When you start packing, you'll need to keep in mind how much space you have in the dorm. Most dorm rooms include a desk with a few cabinets or drawers and a closet. Some, if you're lucky, will also have a small dresser where you can keep some of your clothes. Be selective about what you bring so that you don't end up living in a mountain of clothes. Choosing shirts that go with multiple pairs of pants or tank tops and cover-ups that can be layered to create different looks and work in changing weather is a good place to start.

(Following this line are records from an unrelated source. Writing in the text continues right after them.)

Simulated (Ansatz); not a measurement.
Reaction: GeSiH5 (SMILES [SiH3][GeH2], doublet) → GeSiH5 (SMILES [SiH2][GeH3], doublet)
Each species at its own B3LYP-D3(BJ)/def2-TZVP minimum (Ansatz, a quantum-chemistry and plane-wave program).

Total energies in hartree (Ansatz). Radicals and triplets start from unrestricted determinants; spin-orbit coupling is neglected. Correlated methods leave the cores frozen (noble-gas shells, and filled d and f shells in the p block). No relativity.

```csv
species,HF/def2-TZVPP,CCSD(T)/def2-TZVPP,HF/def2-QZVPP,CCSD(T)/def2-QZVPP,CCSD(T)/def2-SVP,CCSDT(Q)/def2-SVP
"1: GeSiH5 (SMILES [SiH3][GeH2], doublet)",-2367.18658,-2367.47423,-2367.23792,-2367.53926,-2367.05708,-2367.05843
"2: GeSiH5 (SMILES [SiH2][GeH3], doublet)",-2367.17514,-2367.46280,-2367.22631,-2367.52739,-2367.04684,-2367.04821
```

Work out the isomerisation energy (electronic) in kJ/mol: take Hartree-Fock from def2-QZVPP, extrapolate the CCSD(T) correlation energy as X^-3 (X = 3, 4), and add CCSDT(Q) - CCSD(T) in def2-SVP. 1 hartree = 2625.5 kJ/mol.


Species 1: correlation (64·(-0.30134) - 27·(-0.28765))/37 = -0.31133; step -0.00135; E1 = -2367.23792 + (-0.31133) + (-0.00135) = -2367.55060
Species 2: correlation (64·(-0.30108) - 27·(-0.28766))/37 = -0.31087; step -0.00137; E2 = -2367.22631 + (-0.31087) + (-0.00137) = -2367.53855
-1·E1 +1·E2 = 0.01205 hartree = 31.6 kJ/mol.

Remember that you don't have to bring everything that you own. You can pack enough clothes for a month or two and leave the rest at home. When you come home to visit, bring your clothes and swap out the ones that are out of season, style, don’t fit after that freshman fifteen, or that you simply don't wear a lot. Rotating your wardrobe like this will save you a lot of space in the dorm and help you to keep laundry under control. After all, if your clothes are all dirty and they only make up two loads, then it won't be much of a hassle to go down to the laundry area and wash them all at once. It's when four or five loads pile up that you'll be wishing you didn't have so many clothes with you.

Keeping the little bit of space that you do have organized will help you to keep more on hand. You can invest a few dollars in risers for your bed to raise it up, creating storage underneath. Find out if your dorm rules allow for you to put up shelves to give you extra storage space for little things. Use a trunk for a nightstand so that you can store things inside of it. If you buy any furniture for the dorm, try to get items that have a double use.

Using space saving hangers appropriately will help you to stretch that small closet space a long way.  Slimline clothes hangers or metal hangers in the closet will help save space and allow you to hang more garments. Cascading hangers help you to maximize space without sacrificing wardrobe by utilizing your closets vertical space. Get creative and you'll find yourself living comfortably in the dorms in no time.